Goldman Sachs Equity Research has increased the 12-month target price of the shares of Reliance Industries to Rs 1,850 per share. The equity research firm also raised the earnings estimate for financial year 2021-22.
On Wednesday, shares of RIL on the BSE closed at Rs 1,552.55, lower by Rs 26.30 or 1.67 per cent.
The positive comes on the back of expectation of stronger growth in the telecom segment, with higher revenue and strong subscriber base among others.
“We raise our earnings estimates for FY21/22E and 12-month target price to Rs 1,850 (from Rs 1,635) mainly on our expectation for stronger growth in the telecom business, driven by a higher ARPU from potential tariff hikes coupled with continued strong subscriber addition momentum (44 per cent market share by FY22E),” Goldman Sachs said in a research note.
“We maintain our positive view on the stock given: sharp sequential acceleration in refining margins due to International Maritime Organisation’s (IMO) 2020 regulations and accelerating global GDP driving tight diesel markets,” it added.
“Continued high growth in consumer-focused businesses, which we estimate to grow at 50 per cent FY19-22E CAGR; and significant improvement in FCF (free cash flow) and asset monetisation leading to deleveraging. Our FY20/21E EBITDA is 7 per cent/20 per cent above Bloomberg consensus. Reiterate Buy (on CL),” the research note said.

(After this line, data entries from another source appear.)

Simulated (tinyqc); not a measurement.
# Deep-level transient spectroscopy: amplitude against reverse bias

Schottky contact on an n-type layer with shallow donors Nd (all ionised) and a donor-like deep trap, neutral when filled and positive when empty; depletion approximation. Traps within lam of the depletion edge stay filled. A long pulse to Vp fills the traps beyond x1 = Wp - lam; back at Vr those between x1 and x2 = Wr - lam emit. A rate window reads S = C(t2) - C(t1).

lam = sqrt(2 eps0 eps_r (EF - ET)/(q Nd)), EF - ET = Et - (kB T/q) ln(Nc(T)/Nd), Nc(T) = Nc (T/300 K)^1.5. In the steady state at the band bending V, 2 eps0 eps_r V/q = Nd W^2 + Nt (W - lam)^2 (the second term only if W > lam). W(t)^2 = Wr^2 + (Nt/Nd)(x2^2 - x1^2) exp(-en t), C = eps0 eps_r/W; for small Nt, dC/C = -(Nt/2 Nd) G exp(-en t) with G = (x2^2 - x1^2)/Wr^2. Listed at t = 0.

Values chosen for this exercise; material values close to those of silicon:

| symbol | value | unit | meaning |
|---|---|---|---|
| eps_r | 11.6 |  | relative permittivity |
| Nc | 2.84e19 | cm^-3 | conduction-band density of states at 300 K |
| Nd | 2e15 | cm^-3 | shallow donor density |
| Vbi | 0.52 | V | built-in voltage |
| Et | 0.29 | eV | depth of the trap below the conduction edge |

Further, it expects Reliance Jio to benefit the most from the recent tariff hike announced by all the three private telecom operators. It said that among the three operators, Jio is most likely to witness the highest increase in average revenue per user (ARPU).
“We believe Jio is likely to see the highest increase in ARPU/revenue from the recent tariff hikes, due to a large proportion of smartphone users in its base. Coupled with Jio’s strong subscriber addition momentum, we believe the company’s market share can continue to expand, and reach 44 per cent by FY22E, from 35 per cent in 2Q20,” the note said.
It also said that complex refiners will be the biggest beneficiaries of IMO 2020 regulations and RIL, with the highest refining complexity, is well positioned to benefit from the same. Shipping companies have to adhere to the IMO’s low sulphur fuel regulations starting January 1. The regulations 2020 mandate reduction in sulphur content of bunker fuel to less than 0.5 per cent from 3.5 per cent to reduce sulphur dioxide emissions globally.
RIL’s refinery has the complexity of 20, which means it can break the heaviest of crude into sweet crude saving on price due to light heavy differentials and increased demand from the shipping companies.
“We expect GRMs (gross refining mining) for RIL to rise sharply from last quarter’s level of $9.4/bbl to our FY21 forecast of $14.5/bbl. This improvement in GRMs is driven by IMO 2020 and accelerating global GDP driving tight diesel markets; reducing headwinds from heavy crude sourcing as lower demand of heavy and sour crude would start to offset declining supply; and benefits accruing from the petcoke gasification project,” it said.